General News of Tuesday, 6 November 2018
‘Interesting’, that’s how Founder of the International Central Gospel Church (ICGC), Pastor Mensa Otabil describes coming weeks in court following a suit against him and 15 other directors of the defunct Capital Bank.
The 16 persons were accused of mismanagement and breach of banking regulations which led to the collapse of the bank. The directors and shareholders have been accused of illegally approving loans and placing funds to themselves and related parties without the requisite collateral.
Pastor Otabil, speaking about the issue in Church Tuesday said the full truth will emerge as the weeks unfold. According to him, a suit neither translated evidence nor judgement. It’s merely an opinion that will be justified or otherwise.
“It’s going to be interesting”, he said.
Adding, “I know people have all kinds of questions and so on. I can’t explain anything to you because I’m in court. We will allow the process to continue and hopefully, the full truth will be known. There is space for people’s opinion but when you go to court you are not just dealing with people’s opinions, you deal with facts”

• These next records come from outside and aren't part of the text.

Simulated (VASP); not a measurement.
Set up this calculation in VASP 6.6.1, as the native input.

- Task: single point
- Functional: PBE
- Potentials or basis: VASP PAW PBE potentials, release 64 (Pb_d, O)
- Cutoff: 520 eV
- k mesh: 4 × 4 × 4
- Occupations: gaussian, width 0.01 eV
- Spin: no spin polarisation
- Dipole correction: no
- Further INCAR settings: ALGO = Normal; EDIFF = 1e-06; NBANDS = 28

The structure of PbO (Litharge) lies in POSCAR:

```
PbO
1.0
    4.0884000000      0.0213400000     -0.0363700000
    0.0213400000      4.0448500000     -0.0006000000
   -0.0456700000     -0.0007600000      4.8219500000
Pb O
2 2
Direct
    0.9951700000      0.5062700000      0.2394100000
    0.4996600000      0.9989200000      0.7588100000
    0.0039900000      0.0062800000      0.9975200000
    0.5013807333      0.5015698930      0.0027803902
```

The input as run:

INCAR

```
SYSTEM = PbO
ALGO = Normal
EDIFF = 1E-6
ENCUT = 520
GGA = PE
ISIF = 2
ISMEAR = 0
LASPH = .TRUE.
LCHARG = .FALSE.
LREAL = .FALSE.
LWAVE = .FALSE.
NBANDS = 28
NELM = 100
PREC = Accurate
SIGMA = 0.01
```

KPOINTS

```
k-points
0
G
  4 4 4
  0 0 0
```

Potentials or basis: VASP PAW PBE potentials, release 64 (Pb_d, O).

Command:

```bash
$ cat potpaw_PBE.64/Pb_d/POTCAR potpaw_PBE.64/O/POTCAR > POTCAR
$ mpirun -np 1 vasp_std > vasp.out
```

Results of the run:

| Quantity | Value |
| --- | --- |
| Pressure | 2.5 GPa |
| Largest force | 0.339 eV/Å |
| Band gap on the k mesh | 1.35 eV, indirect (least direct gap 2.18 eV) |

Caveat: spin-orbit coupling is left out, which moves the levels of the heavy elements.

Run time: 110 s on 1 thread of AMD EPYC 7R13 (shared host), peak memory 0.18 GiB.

“The only thing I want to say briefly is that when someone sues you, it is not an evidence, neither is it a judgement, it is just somebody’s opinion and there will be defence and other things so follow closely how things will proceed and how they’ll end.”
Rather than repeat his ‘God is good’ comments which sparked controversy the last time he adopted it in addressing the issue around the bank collapse, he chose the opposite; ‘The devil is bad’.
“The last time I said God is good, people didn’t like it so I don’t know if to say God is good but I can definitely say the devil is bad, that can also be quoted”.
Pastor Otabil was the Board Chairman of the defunct bank, while the ICGC was named as a shareholder of the bank in the suit.
The suit was filed at the Commercial Division of the Accra High Court by the receivers of the defunct bank, Mr Vish Ashiagbor and Mr Eric Nipah, both of PricewaterhouseCoopers (PwC).
The plaintiffs are seeking to use the legal action to recover over GH¢837 million, being what they said were loans that the shareholders granted to themselves which remained unpaid.
By their alleged actions, the plaintiffs said, the defendants “have breached their fiduciary duties under the Companies Code, 1963 (Act 179) and have caused serious financial loss to the bank’’.
The shareholders and the directors joined to the suit as defendants in the Capital Bank suit include the Founder of the Capital Bank, Mr William Ato Essien; Mr Oheneba Osei-Akoto, Mr Stephen Enchill, Mr Kingsley Atta Ghansah, Otabil & Associates, Mr Kwadwo Ayisi-Ahwireng, Mr Isaac Osah Thompson-Mensah and Mr John Kofi Mensah.
The rest are Mr Edwin Obeng Donkor, the former Chief Executive of the bank; Mr Fitzgerald Odonkor, Mr Amadu Montia, Mr Kofi Kwakwa and Mr Francis Adu Mante.